Change parameters of Linux system in TCP-Linux simulations

The patch supports the simulation to change Linux parameters (out side the congestion control modules) in the same way as the congestion control modules. The Linux system is regarded as a special module "linux". Hence, get_default_ca_param, set_default_ca_param, get_ca_param, set_ca_param can also tune the Linux parameters. For example:
set_default_ca_param linux sysctl_tcp_abc 0
turns off the ABC option of in Linux system.

All the Linux system variables are listed in tcp/linux/ns-linux-param.c. The following table summarizes all the parameters currently available:

Variable Name	Default value	Description
sysctl_tcp_abc	1	0: Turn off Appropriate Byte Counting (ABC); 1: Turn on ABC. Turn on for faster cwnd growth in bulk transfer.
tcp_max_burst	3	The maximum number of packets that can be sent back-to-back during loss recovery. This parameter controls the maximum burst size.
debug_level	1	The verbose level of debug message. 0: print everying including INFO; 1: print ERROR and NOTICE; 2: print ERROR only

Update the TCP congestion control module source codes with a newer linux kernel

Take the following steps:

1. download the latest linux kernel source code (e.g. from kernel.org). (For simiplicity of the explanation, let's say you place the kernel source code in /tmp/kernel_src/ directory.)
2. go to your NS-2 directory by: cd < NS2-Directory>/tcp/linux
3. run sh migrate.sh < path of the linux kernel> < directory name you want to save the src code>.
   For example, 
   sh migrate.sh /tmp/kernel_src/ 2.6.25 
   will copy all the relevant files (usually tcp_* files in net/ipv4 directory) from /tmp/kernel_src/ to < NS2-Directory>/tcp/linux/2.6.25/ , remove the old directory of < NS2-Directory>/tcp/linux/src/ , and create a soft link from < NS2-Directory>/tcp/linux/2.6.25/ to < NS2-Directory>/tcp/linux/src/
4. compile, run and compare the simulation results with Linux experiments results.

You might encounter one of the following problems in the last step:

1. If the new kernel source code has new congestion control algorithms in new files, add records in Makefile by adding items to let compiler know the new codes: 
   tcp/linux/src/< new code name> .o
2. If your algorithm requires access to many new fields in Linux TCP structure, you might need to add more fields to struct tcp_sock in tcp/linux/ns-linux-util.h;

Develop a new congestion control algorithm with TCP-Linux

Here we explain the very basic concepts which are enough for developing simple loss-based algorithms.
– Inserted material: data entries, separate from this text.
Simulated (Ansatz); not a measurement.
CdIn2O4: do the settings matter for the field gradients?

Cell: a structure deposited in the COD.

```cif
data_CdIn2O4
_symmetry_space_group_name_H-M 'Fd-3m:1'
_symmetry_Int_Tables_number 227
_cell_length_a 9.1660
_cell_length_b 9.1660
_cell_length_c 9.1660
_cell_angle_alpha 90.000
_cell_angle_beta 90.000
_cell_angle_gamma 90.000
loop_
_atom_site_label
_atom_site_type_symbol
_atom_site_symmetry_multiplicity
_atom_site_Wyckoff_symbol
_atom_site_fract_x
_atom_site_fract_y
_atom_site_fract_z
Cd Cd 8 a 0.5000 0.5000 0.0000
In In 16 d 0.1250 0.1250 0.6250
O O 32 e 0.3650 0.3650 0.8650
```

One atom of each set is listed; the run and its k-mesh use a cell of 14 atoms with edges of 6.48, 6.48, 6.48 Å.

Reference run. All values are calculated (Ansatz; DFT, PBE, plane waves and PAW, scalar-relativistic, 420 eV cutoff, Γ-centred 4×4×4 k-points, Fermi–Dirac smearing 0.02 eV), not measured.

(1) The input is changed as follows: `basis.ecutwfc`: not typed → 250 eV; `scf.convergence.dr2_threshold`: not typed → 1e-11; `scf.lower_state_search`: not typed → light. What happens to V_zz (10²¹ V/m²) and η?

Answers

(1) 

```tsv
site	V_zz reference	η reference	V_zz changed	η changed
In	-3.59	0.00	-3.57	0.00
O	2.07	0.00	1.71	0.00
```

An example: the implementation of a very simple Reno

The following table gives the implementation of a very simple Reno (In fact, it's a FACK since 
TCP-Linux
 takes care of all loss detection, loss recovery and rate-halving.)


This Reno implementation includes two parameters: AI parameter (alpha) and MD parameter (beta). Every RTT without loss, the congestion window is increased by alpha pkt. Every loss event, the congestion window is reduced by 1/beta*cwnd. By default, alpha=1 and beta=2, as the Reno algorithm.

Naive Reno ( u32 in the codes are equivalent to unsigned int)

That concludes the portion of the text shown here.